Linda will rent a car for the weekend. She can choose one of two plans. The first plan has an initial fee of $47.96 and costs an additional $0.16 per mile driven. The second plan has an initial fee of $55.96 and costs an additional $0.12 per mile driven. How many miles would Linda need to drive for the two plans to cost the same?

Answer: it would take 200 miles before the two plans cost the same.

Step-by-step explanation:

Let x represent the number of miles that Linda drives with either the first plan or the second plan.

Let y represent the total number of miles that she drives with the first plan

Let z represent the total number of miles that she drives with the second plan.

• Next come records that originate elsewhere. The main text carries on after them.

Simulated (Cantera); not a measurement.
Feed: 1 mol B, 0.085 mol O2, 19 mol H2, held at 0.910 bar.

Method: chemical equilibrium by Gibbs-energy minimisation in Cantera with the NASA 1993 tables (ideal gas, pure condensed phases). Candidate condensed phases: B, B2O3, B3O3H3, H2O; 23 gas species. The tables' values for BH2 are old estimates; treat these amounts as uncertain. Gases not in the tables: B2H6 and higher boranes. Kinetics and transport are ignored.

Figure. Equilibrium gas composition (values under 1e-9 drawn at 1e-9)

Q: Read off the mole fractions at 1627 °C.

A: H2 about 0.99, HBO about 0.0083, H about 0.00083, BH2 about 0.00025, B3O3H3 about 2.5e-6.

The first plan has an initial fee of $47.96 and costs an additional $0.16 per mile driven. This means that the total amount for x miles would be

y = 0.16x + 47.96

The second plan has an initial fee of $55.96 and costs an additional $0.12 per mile driven. This means that the total amount for x hours would be

z = 0.12x + 55.96

To determine the number of miles before the amount for both plans becomes the same, we would equate y to z. It becomes

0.16x + 47.96 = 0.12x + 55.96

0.16x - 0.12x = 55.96 - 47.96

0.04x = 8

x = 8/0.04 = 200

The two plans are not at the same cost

Step-by-step explanation:

The first plan

47.96:0.16

=299.75

the secand plan

55.96:0.12

=466.33